Gardening With Your Kitchen In Mind

It is not unusual to garden with your kitchen in mind when it comes to herbs, fruit and vegetables you might like to grow which will end up on your plate for breakfast, lunch or dinner. However, have you ever thought of it the other way around? There are many kitchen scraps, leftovers and commonly-held store cupboard items which can be as useful to a gardener in his or her shed as to a chef in their kitchen.
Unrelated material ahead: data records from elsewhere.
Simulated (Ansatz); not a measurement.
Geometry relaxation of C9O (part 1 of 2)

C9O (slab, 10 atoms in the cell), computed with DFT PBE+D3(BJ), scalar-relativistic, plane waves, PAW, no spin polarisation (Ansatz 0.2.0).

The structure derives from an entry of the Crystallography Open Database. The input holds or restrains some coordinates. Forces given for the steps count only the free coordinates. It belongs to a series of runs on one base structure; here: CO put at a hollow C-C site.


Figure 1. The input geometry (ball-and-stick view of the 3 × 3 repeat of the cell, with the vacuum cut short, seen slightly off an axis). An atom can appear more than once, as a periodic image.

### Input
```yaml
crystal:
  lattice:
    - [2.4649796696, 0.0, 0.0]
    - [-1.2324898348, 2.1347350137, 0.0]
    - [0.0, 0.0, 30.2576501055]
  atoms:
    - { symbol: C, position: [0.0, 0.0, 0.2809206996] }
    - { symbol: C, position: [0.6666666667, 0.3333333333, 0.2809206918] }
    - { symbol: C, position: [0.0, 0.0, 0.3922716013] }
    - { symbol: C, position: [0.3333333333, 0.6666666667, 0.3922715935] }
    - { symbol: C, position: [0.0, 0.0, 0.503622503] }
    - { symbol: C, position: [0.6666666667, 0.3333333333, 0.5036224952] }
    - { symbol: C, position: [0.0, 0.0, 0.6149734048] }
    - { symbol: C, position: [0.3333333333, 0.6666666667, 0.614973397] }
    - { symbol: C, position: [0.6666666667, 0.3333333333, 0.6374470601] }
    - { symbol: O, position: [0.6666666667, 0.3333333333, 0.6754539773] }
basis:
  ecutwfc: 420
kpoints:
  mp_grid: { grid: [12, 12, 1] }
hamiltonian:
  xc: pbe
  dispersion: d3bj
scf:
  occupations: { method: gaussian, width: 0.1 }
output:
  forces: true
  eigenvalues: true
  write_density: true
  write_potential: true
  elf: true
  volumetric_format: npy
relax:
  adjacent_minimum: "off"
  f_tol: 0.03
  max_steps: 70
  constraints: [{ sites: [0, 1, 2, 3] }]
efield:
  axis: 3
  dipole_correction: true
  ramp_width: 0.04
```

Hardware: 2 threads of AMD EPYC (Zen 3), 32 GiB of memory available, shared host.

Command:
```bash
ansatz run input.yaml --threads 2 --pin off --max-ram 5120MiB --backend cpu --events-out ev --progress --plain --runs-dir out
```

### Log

After the dormant winter months it is soon time to think about getting outside again and getting the garden ready for spring. When it comes to seeing your garden in a new light, why not look to your kitchen? The next time you are in the garden, think about what is in your kitchen.

Banana Peels
Packed full of potassium, banana peels are a wonderful feed for your much-loved plants  and will help keep them healthy and strong, the fruit’s lushious skin will supply some very much-needed nutrients as they break down.

Coffee
Once you have drunk your coffee, keep the grounds. Spent coffee grounds can be used to fertilise soil as they are full of plant goodness – antioxidants, potassium, phosphor and  nitrogen. However, it is important to make sure that they are dry when you apply them  to soil as wet coffee grounds can cause fungus.

Eggshells
If you have cooked with eggs – your favourite cake, omelette, or breakfast pancake – add the leftover shells, once dry to a mulch mix and as they decompose, they will provide your plants with calcium – egg shells can also be used as a environmentally friendly natural slug repellent.

Green Tea
As well as offering great benefits to our health and wellbeing, green tea can benefit plants too, green tea leaves are rich in iron so, once your tea has brewed, give the leaves to your plants as food. Green teas leaves are especially good for fruit plants such raspberry plants which you can enjoy all summer long.

Matches
Did you know struck matches are a great source of magnesium? It is a good idea to bury them with plants or soak the matches in water to use as a rich fertiliser – the magnesium will dissolve into the water.

Vegetable Water
After you have prepared your favourite vegetables, do not simply pour your boiled vegetable water away. Use the water on your plants – it adds nutrients to plants as well as meaning that you can be waterwise and avoid using tap water – when it comes to vegetable water, it is best to not add salt.

White Vinegar
White vinegar boasts a high level of acidity which makes it an effective acid plant feed – you can make up a solution to feed roses and hydrangeas once a season, make sure that you check the pH of your soil first.